Caol Ila

Caol Ila is the largest distillery on the isle of Islay. Owned by Diageo, the whisky regularly contributes to the Johnnie Walker blended Scotch range. Since 2002 a small selection of single malt whiskies has been available. The 12-year-old version is the most widespread release.

Caol Ila distillery's white buildings with its name painted on the wall located at the foot of a green hill viewed from the shore
Caol Ila distillery


The distillery produces a light-bodied, peaty spirit. It is sweet and fruity with notes of seaweed and aromatic smoke.

Owners Diageo also releases an unpeated version as part of their annual special releases. This is more akin to a Highland style of whisky with a fruity, floral character.

Grey smoke in front of a white background
Seaweed on a white background
Collection of various flower heads
Small bowl of olive oil surrounded by olive


Caol Ila uses the same peated barley as Lagavulin, yet the two spirits are radically different. Whilst Lagavulin is oily and heavy, Caol Ila is light and fruity.

Long fermentation helps to produce a fruity wash. This is then distilled in tall copper pot stills that promote a lighter spirit. A high cut point also captures the lighter flavours present in the early part of the spirit run. 

The majority of maturation takes place in refill casks that once held Bourbon whiskey from the United States. These help to preserve the smoky character as it matures for several years. Some of the spirit is also aged in ex-sherry casks. One distillery exclusive was part-matured in a Californian red wine cask.


Caol Ila was established in 1846 by Hector Henderson, part-owner of Littlemill in the Lowlands. The distillery was built a mile north of Port Askaig, overlooking the Sound of Islay. Henderson used a fleet of steam ships, or puffers, to deliver supplies to the site. The puffers would then sail off with a cargo of whisky to be sold on the mainland.

Copper pot stills of Caol Ila in the stillhouse with view on the bay
Caol Ila stillhouse

In 1863 the distillery was taken over by Bulloch Lade & co. At the time blended Scotch was booming and Caol Ila’s single malt became a key component in many recipes.

Bulloch Lade merged with the Distillers Company Ltd (D.C.L.) in 1927. This began a long association with the Johnnie Walker blended Scotch brand. Caol Ila has featured in several of the Johnnie Walker products, most notably Black Label.

During the single malt boom of the late ‘60s and early ‘70s, the distillery was demolished and completely rebuilt. The stills were increased from two to six, making it the largest distillery on Islay. The new design was the work of architect George Leslie Darge. His still-house design featured floor to ceiling windows that gave excellent views of the neighbouring island of Jura. The same layout was used in the rebuilding of Linkwood, Glen Ord and Clynelish

Caol Ila was bottled as a single malt for the first time in 2002. The original 12-year-old offering was then joined by 18, 25 and Distiller’s Edition versions. The no-age-statement Moch was added later.

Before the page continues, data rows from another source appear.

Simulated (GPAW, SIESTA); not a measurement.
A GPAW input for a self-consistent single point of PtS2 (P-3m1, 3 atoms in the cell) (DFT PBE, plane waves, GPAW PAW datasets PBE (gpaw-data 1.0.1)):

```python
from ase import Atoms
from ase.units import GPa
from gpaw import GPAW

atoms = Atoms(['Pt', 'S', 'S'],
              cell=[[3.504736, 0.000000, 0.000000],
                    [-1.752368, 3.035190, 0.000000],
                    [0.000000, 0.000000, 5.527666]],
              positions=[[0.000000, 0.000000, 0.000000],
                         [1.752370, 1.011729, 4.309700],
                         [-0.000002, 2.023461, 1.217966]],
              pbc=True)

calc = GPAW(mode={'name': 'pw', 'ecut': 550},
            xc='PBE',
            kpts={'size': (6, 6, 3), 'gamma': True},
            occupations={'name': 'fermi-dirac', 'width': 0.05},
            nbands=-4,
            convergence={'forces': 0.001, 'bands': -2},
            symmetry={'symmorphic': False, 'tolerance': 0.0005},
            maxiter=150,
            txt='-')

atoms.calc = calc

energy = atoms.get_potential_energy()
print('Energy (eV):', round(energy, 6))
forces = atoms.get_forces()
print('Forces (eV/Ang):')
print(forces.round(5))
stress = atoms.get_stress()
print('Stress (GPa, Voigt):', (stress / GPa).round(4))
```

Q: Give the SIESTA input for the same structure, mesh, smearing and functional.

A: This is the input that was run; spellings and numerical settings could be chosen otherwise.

In 2017 owners Diageo announced that Caol Ila was to receive an upgrade as part of a £150million investment in Scotch whisky tourism. Plans were approved within the year for the distillery to become the island home of Johnnie Walker.

A new state-of-the-art visitor centre was to be constructed within the warehouse, complete with whisky bar overlooking the sound of Islay. The new setup would see visitors enter through the distillery roof after crossing a footbridge from a car park on the hill above. Caol Ila was one of four distilleries chosen for the project along with Cardhu, Glenkinchie and Clynelish.